WEBER Complete Works for Piano and Orchestra (Ronald Brautigam)

Record and Artist Details

Genre:

Orchestral

Label: BIS

Media Format: Super Audio CD

Media Runtime: 56

Mastering:

DDD

Catalogue Number: BIS2384

BIS2384. WEBER Complete Works for Piano and Orchestra (Ronald Brautigam)

Tracks:

Composition Artist Credit
Concerto for Piano and Orchestra No. 1 Carl Maria von Weber, Composer
Cologne Academy
Michael Alexander Willens, Conductor
Ronald Brautigam, Fortepiano
Concerto for Piano and Orchestra No. 2 Carl Maria von Weber, Composer
Cologne Academy
Michael Alexander Willens, Conductor
Ronald Brautigam, Fortepiano
Konzertstück for piano and orchestra Carl Maria von Weber, Composer
Cologne Academy
Michael Alexander Willens, Conductor
Ronald Brautigam, Fortepiano

Weber and Brautigam are a very fine match and it seems remarkable that this is the first period-instrument recording of the complete works for piano and orchestra. The sonorities and dramatic impetus that make Weber’s music so identifiable sound supremely fresh, a tribute to the artistry of the Kölner Akademie under Willens and the superb fortepiano by master-maker Paul McNulty after a Graf of 1819 (so contemporary with the date of the pieces).

The First Concerto, which is often written off as overly derivative, comes stirringly to life, Brautigam at ease with the brilliant fingeriness of much of the writing, which he dispatches with real joie de vivre. In the finale, for instance, whose main theme is largely built from simple scalic figures and fanfares, the colours of McNulty’s instrument add a vital dimension, and there are some eloquent contributions from clarinet, oboe and flute in the episodes. Equally potent is the brief inner Adagio, which Brautigam and Willens imbue with a real majesty.

Weber composed his Second Concerto after he’d encountered Beethoven’s Fifth Piano Concerto, and the two works share more than just a key. This is a vibrant affair, the opening fanfares suitably striking, with the timpani punchily underpinning the dotted rhythm, while the rushing string semiquavers cut through the texture in a thrilling manner. When the piano enters, the hands initially wide apart, the colours of the different ranges within the instrument are very apparent, and Brautigam is alive to the contrast between the brilliance and gentler, more caressing moments. The piano is beautifully captured within the recorded mix as well. And moments that can seem like mere passagework (for example from 3'42") are so full of detail that they compel attention. The sheer imagination of the scoring at the start of the slow movement, featuring eerily muted violins before the viola introduces the piano’s freewheeling fantasy, is also revelatory and the moment where the clarinets break through the texture (1'43") is magical indeed. In a performance this nuanced you realise just how revolutionary Weber’s musical thinking was. The tension is released in the boisterous finale, superbly realised by Brautigam at his most dexterous aided and abetted by colourful wind. The solo cello accompanied by piano (from 3'25") offers a rare moment of poignancy and the silence that follows is properly dramatic, before we’re back to high jinks to round off the concerto in irrepressible fashion.
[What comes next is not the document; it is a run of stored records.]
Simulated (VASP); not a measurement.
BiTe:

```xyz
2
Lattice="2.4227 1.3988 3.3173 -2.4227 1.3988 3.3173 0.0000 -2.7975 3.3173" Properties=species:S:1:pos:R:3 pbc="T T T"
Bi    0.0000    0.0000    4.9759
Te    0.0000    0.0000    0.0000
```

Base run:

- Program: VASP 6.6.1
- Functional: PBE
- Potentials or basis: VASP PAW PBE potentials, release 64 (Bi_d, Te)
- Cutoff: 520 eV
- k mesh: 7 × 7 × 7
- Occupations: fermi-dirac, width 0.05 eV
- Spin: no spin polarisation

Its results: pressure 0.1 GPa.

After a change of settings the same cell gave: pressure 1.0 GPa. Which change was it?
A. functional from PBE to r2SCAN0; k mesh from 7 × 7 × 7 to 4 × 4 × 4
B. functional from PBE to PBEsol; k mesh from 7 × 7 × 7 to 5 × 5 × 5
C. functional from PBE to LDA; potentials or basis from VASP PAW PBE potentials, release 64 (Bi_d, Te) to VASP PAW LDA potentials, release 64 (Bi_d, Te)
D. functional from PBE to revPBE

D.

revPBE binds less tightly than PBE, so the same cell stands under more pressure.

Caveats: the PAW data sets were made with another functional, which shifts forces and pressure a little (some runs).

Perhaps the best is left to last – it took Weber several years to write the Konzertstück, completing it in 1821, and it showed a new direction of travel for the concerto genre. This new account brings vividly to life that innovation, from the opening wind-rich chords, wonderfully hued here, to the piano-writing, which demands both fantasy and brilliance. The slow sections – the Larghetto affettuoso and the brief Adagio – have a pathos worthy of Mozart, contrasting with the darkly driving Allegro passionato and the darkness-to-light finale, which is prefaced by a march in which the combination of clarinet, horn and timpani is as characterful as could be. Though there are classic accounts of the Konzertstück by the likes of Claudio Arrau, Robert Casadesus and Lili Kraus, this is very much its equal in pianism and incomparable in terms of orchestral timbres. A triumph.